The way I would do it:

  1. Run a 3-conductor (+ground) Romex wire out to the other switch location. (if it's already there, great).
  2. Run a 2-conductor (+ground) Romex wire to the light (again, if already there, great).
  3. On the remote switch (the one without the power OR light run), put the red and black wires on the two terminals other than the "common".
  4. The white wire is, by code, normally the neutral "return path". In this case, however, it must carry the "hot" potential from the combination of the two switches. So, take some black or red (it MUST be one of those two colors; black is easier) electrical tape and wrap a length around the end of the insulation of the white wire. This marks the wire as being "hot" despite the actual insulation color. Now, connect this wire to the "common" terminal.
  5. Back at the box that has the panel, light and traveller conduits, connect the panel's hot wire (should be black) to the common terminal of the switch, and the black and red wires of the traveller to the non-common terminals. Take the white wire from the traveller conduit, and mark it with black tape (remember it's really a "hot" wire). Join this marked wire to the black wire of the lighting conduit, then join the white neutral wire of the light to the neutral from the panel.

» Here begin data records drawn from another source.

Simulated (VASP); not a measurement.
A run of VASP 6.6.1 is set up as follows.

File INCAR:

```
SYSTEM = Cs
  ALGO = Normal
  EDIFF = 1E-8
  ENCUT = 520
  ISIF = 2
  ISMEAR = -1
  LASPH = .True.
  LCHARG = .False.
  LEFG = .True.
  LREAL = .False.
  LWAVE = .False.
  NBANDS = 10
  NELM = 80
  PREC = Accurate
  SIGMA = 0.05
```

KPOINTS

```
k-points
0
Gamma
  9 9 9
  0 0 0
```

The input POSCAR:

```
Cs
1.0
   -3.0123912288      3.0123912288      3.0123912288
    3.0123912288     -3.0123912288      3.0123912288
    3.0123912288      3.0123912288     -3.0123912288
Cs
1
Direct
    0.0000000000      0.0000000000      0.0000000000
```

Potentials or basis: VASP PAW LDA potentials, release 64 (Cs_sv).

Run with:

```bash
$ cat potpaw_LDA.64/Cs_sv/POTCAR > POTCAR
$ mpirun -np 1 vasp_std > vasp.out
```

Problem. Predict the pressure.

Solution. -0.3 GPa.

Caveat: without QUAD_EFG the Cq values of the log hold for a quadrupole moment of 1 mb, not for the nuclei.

The other way I would do it, which would be my preferred method if all the wires weren't already there, is to invest in these Lutron Maestro Dimmers:

enter image description here

They make handheld remotes and wall switches. Basically, one master switch actually hooks into the house wiring and controls the light, and that switch also responds to other switches that send IR or RF commands to turn the light on, off or dim. This actually has some advantages over a traditional hard-wired 3-way switch:

  • Any dimmer control synced with the master control can be used to dim the lights. In a traditional 3-way setup you can put a dimmer into the circuit, but the lights can only be dimmed from that one location and not from the other switch.

  • These systems can provide 3-way, 4-way, 5-way, etc switching with relatively simple wiring.

  • The available handheld remote allows you to dim the lights from your easy chair.

The only trouble is they're expensive ($25-35 per device, roughly double Lutron's non-Maestro decorator dimmers) and they either require batteries or to hook into existing house wiring for power (though it doesn't have to be the circuit they control). But, they can do some pretty cool tricks; you can use these to coordinate all the lights in your home, add timers and motion sensors that run programs for an entire room's or house's lighting, etc etc.